In Resurfice Corp., the Supreme Court of Canada reaffirmed that the but-for test was the primary or default test for determining causation. In that case, Chief Justice McLachlin, in setting out the general principles that apply to the determination of causation, wrote,
21 First, the basic test for determining causation remains the “but for” test. This applies to multi-cause injuries. The plaintiff bears the burden of showing that “but for” the negligent act or omission of each defendant, the injury would not have occurred. Having done this, contributory negligence may be apportioned, as permitted by statute.
22 This fundamental rule has never been displaced and remains the primary test for causation in negligence actions. As stated in Athey v. Leonati, at para. 14, per Major J., “[t]he general, but not conclusive, test for causation is the ‘but for’ test, which requires the plaintiff to show that the injury would not have occurred but for the negligence of the defendant”. Similarly, as I noted in Blackwater v. Plint, at para. 78, “[t]he rules of causation consider generally whether ‘but for’ the defendant’s acts, the plaintiff’s damages would have been incurred on a balance of probabilities.”
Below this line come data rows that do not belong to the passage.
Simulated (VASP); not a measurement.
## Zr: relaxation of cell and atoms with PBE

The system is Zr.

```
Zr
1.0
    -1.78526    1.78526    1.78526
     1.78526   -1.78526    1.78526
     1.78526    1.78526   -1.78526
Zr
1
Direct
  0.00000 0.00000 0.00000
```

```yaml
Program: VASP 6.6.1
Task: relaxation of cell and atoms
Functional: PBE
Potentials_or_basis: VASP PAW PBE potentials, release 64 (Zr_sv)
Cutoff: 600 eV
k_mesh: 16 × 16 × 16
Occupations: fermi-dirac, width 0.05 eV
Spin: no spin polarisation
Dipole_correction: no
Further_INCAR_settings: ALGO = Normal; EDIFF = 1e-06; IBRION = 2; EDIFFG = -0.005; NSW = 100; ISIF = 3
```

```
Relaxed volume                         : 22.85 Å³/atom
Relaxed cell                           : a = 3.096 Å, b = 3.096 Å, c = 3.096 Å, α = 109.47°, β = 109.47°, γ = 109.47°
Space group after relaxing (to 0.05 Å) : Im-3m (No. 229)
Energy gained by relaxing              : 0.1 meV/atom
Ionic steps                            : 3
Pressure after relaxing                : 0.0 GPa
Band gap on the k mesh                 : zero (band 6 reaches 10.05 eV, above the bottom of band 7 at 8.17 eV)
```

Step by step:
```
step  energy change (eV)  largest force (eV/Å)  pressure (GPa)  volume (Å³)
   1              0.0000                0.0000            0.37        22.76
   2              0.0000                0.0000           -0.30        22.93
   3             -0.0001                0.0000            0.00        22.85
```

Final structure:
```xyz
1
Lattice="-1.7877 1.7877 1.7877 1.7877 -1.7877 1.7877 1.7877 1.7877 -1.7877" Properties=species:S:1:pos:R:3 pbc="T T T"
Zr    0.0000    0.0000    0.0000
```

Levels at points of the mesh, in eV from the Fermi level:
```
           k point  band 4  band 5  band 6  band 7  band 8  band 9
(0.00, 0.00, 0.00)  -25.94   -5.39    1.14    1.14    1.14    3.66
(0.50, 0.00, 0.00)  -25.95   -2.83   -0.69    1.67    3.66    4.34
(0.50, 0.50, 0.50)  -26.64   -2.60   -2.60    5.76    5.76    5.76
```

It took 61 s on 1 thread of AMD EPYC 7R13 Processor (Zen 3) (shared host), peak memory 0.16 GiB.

23 The “but for” test recognizes that compensation for negligent conduct should only be made “where a substantial connection between the injury and the defendant’s conduct” is present. It ensures that a defendant will not be held liable for the plaintiff’s injuries where they “may very well be due to factors unconnected to the defendant and not the fault of anyone”: Snell v. Farrell, at p. 327, per Sopinka J.
Causation is a difficult enough exercise on its own; the material contribution test complicates matters unduly. As the British Columbia Court of Appeal in Clement v. Clement observes,
45] It is important to keep in mind that the material-contribution test discussed in Resurfice Corp. is not a test for determining factual causation. It does not provide a framework for determining whether a plaintiff has proven on a balance of probabilities that a defendant’s negligence has in fact caused harm. Rather, it provides a basis for finding legal causation when there is a possibility that the defendant’s negligent actions could have been a factual cause.
Factual causation was an issue in today’s Court of Appeal decision in Rojer v. Dorel Juvenile Group, Inc., 2011 ONCA 458. The appeal panel comprised of Goudge, MacFarland and Watt JJ.A. affirmed the trial judge’s finding that the appellant’s evidence was unreliable and that the “probable factual cause” of the appellant’s accident. The Court of Appeal also agreed with the trial judge’s finding that the appellant “likely undertook an ill conceived and unsafe activity on the stool.” The panel further noted that the “trial judge also concluded that she could not find that the wobbly steps of the stool caused or contributed to the accident. “
Without specific reference to the “but for” test, the Court of Appeal upheld the trial judge’s decision and held:
 In our view, the evidence before the trial judge permitted these findings. The appellant cannot say that the wobbly steps caused her accident. Unlike Kamin v. Kawartha Dairy Ltd. (2006), 207 O.A.C. 199, 79 O.R. (3d) 284, it cannot be said that this was the only reasonable inference that could be drawn from the evidence. Indeed, the inference the trial judge drew was that there was likely another cause, namely, the unsafe activity undertaken by the appellant. In our view, this finding was one that was open to her on the evidence.
 We recognize that it would have been preferable for the trial judge to address, if only briefly, the other issues arising in a negligence case, including duty of care, standard of care, and the breach thereof. Not only does this assist full appellate review, but it permits the parties to fully understand why the outcome was reached. But ultimately, to succeed, the appellant had to demonstrate factual causation. The trial judge found that she had no done so and, for the reasons given, we cannot interfere.
 The appeal must be dismissed. In saying this, we should not be taken to agree with the trial judge’s findings on damages. In our view, the trial judge clearly got Dr. Richards’s evidence wrong and ultimately awarded an inordinately low amount. However, given our finding on liability, we need not formally address the damages question and apart from these comments, we decline to do so.
Perhaps the Supreme Court of Canada’s jettisoning of the doctrine of “res ipsa loquitur” in Fontaine v. British Columbia (Official Administrator)  1 S.C.R. 424 is partly to blame for this current jurisprudential quagmire. Let’s wait and see if the Supreme Court of Canada actually clarifies this important area of the law of evidence.
- Robin F. Hansen, “Fullowka v. Pinkerton’s of Canada Ltd. and the Material-Contribution Test for Factual Causation in Negligence” (thetrialwarrior.com)
- Loss Causation in the SCOTUS (professorbainbridge.com)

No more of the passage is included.